ProUCL Software Update and Technical Support
U.S. EPA
ProUCL is a statistical software package developed by USEPA for analysis of environmental data sets. Although, ProUCL is well known for calculation of upper confidence levels (UCLs) for mean values, it also supports a variety of common environmental calculations such as estimation of data quality objective (DQO)-based sample size requirements, establishing background concentration estimates, comparison of background and site sample data sets for site evaluation and risk assessment, and performing basic trend analyses. Methods for analysis of data sets with non-detect (ND) values (left-censored data) are also built into this software. ProUCL supports analysis of moderately skewed data that are very common in environmental site assessment and risk assessment.
The development of ProUCL software is supported by USEPA’s Office of Research and Development (ORD) Site Characterization and Monitoring Technical Support Center (SCMTSC). The software has been in use for more than 20 years for calculations related to site assessment and remediation work. Since 2019 Neptune has provided SCMTSC with technical support for ProUCL, including software updates and maintenance, user support, and technical support.

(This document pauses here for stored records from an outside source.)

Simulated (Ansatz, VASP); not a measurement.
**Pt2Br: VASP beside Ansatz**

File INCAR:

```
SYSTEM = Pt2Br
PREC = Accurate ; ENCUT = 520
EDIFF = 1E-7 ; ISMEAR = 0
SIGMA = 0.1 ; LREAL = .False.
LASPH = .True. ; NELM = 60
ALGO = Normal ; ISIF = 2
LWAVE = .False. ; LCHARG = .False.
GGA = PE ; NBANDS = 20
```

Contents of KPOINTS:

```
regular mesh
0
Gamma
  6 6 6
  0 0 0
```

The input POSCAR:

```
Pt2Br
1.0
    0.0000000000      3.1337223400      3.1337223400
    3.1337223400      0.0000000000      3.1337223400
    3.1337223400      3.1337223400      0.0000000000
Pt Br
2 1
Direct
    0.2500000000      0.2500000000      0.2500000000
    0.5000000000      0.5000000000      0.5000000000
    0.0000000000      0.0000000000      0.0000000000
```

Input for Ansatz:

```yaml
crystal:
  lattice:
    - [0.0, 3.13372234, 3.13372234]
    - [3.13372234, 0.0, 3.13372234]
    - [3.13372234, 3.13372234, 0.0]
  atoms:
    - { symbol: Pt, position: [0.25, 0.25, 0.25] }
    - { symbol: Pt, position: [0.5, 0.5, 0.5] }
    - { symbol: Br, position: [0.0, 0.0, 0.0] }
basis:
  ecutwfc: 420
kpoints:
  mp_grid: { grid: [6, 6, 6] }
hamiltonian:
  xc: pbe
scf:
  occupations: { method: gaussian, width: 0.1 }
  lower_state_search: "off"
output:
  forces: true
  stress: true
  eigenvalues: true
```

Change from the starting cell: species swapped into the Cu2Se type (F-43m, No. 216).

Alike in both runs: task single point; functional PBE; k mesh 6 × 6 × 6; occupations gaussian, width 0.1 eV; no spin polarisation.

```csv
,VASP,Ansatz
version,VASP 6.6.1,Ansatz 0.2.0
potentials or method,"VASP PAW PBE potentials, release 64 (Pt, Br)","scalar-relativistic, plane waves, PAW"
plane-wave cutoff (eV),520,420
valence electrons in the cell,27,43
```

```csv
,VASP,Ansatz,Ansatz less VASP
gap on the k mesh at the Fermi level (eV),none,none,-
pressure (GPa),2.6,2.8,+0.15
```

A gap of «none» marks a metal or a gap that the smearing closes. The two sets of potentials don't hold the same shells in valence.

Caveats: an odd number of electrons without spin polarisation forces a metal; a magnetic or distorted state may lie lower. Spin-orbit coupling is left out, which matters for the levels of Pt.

ProUCL version 5.2 is the latest update of the ProUCL software. The primary change in this update is the adjustment of the decision logic for the recommendation of UCLs. Other improvements include updates of development tools and supporting libraries to make the software compatible with Windows 10 and 11, fixing several software bugs, and revision of the User and Technical Guides to address changes in software and improve User Guide clarity.
Historically, ProUCL has placed emphasis on achieving adequate coverage probability, but not on achieving an accurate estimate of the mean, in the sense of an upper bound for the mean that is as close as possible to the true mean while maintaining the desired coverage. Depending on the data, there are some UCL estimators in ProUCL (particularly Chebyshev and H) that can generate gross overestimates of the mean so that adequate coverage will almost certainly be achieved in these cases, but accuracy suffers. Although this philosophy ensures that the likelihood of one decision error will be small (i.e., Type I error, concluding a site is not contaminated when it is), such an overestimate can result in a high likelihood of the opposite decision error (i.e., Type II error, concluding a site is contaminated when it is not). The objective should be to not only control for Type I error, but also to protect against large Type II errors. This requires balancing both objectives (coverage and accuracy) to select the most appropriate UCL method.
Statisticians at Neptune conducted extensive statistical literature research and ran simulations to investigate the behavior of various UCL estimators in terms of accuracy and coverage for slightly skewed to highly skewed lognormal data sets, adjusted goodness-of-fit rules, and used a machine learning technique, decision tree analysis, for deciding on the best recommendation logic for UCL selection. As a result, in ProUCL version 5.2 the Chebyshev UCL is no longer recommended, and the H UCL is only recommended in cases of moderate to large sample sizes when there is high confidence that the assumption of lognormality is met to a good approximation.
Since the beginning of the contract Neptune has provided user support by answering user questions related to ProUCL software and use. In 2020, Neptune developed and delivered a three-part series of training webinars covering ProUCL functionalities. Each training session was attended by more than 500 ProUCL users and is now available on-demand on the EPA CLU-IN website.
A team of Neptune statisticians, environmental scientists, and programmers provides technical support to the SCMTSC, which supports EPA Regions and Superfund projects. This support includes performing data analyses, providing expert guidance for the application of statistical methods and models, and reviewing site-specific documents and activities. This work has been done on several Superfund and RCRA sites and has included statistical methods beyond ProUCL capabilities, such as spatial weighting and de-clustering of data, and spatial analysis of analyte trends in various media.